Planting in the west. Dramatic low-care plantings are the reward for using regionally suitable plants that thrive in drier Western climates.

After thirty years spent in Santa Fe, New Mexico in the retail garden center and greenhouse business, I've come to appreciate the plight of the Eastern Transplant (people that is, not plants). You could always spot folks from Chicago or Connecticut or Pennsylvania. We would find them wandering around the nursery yard or greenhouse with this bewildered "help me" look on their faces as they looked around, overwhelmed by the plant choices, few of which they even recognized.

Here are some of the essential elements for gardening success when all you know is gardening in the Eastern or Mid-Western US.

Mulch: It's dry here in the West! In a good year, Santa Fe gets about a foot of precipitation (rain and snow melt). So it is essential to protect the moisture in the soil from the wind and intense sunshine, which quickly steal moisture from the ground.

Prepare the Soil: When I say "soil" I'm being very generous in describing that alkaline "concrete" we have to dig in. Even for native plants, it is essential to dig into the soil organic fertilizers like Yum Yum Mix and high quality compost to loosen it adequately for roots to grow into. These natural soil builders also inoculate the soil with life giving micro-organisms that are essential for plant health. And don't forget to add earthworms. They are especially helpful in loosening tight clay soils to facilitate root growth and good drainage.

Inoculate with Mycorrhizal Fungus: Many water-wise (xeric) plants are able to grow in seemingly impossible conditions because their roots are growing with mycorrhizal fungi attached to them. These beneficial fungi help the roots to extract water and nutrients from the soil that roots alone can't utilize. The use of mycorrhizal root inoculants is especially important when you're planting into soils that have been damage and compacted by home or subdivision construction!

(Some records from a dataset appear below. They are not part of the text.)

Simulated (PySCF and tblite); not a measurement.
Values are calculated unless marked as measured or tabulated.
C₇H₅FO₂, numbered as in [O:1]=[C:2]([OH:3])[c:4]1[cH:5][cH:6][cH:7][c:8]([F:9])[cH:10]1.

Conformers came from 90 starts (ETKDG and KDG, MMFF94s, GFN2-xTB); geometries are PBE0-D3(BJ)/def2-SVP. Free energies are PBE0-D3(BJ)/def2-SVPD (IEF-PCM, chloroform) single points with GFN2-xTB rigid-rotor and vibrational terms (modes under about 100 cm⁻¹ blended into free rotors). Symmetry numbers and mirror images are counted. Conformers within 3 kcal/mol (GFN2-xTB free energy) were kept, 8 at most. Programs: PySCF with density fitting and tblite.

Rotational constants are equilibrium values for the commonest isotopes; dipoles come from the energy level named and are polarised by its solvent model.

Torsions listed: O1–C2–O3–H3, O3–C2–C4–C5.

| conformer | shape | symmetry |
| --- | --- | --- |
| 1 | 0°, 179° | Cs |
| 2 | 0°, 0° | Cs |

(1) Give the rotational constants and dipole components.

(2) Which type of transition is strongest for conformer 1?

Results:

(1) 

Learn How to Harvest Rain Water onto your Landscape: We need to be sure to capture and use rainwater and snow melt as a supplemental source of water for our water-wise landscapes. Water harvesting can be a simple as taking the water from a rain gutter and using gravity to direct it to a tree or shrub planted near the house. Rain barrels should become a way of life for the western Gardener.

Water Deeply and Less Frequently: Once established, many water-wise plants do best when watered deeply and less frequently (once every 5 to 10 days) . Roots follow the water down into the depths of the soil. Shallow, frequent water grows plants with shallow roots. You will train your plants to be less thirsty when practicing deep watering.

Choose Regionally Suitable Plants: There are many annuals, perennials, shrubs and trees that actually thrive in difficult western growing conditions. that's why it is so important to learn about these plants and not just try and recreate what is familiar using plants that grew well where you used to live. Making regionally suitable plants available through a catalog was one of my primary objectives when I started High Country Gardens more than 20 years ago. Western gardens have a dizzying array of native and Old World plants that do well out West.

These are some gardening basics that will greatly improve gardening success in the West. Take the time to learn these new plants and understand these techniques to create a garden that is more self-sufficient, beautiful and low maintenance.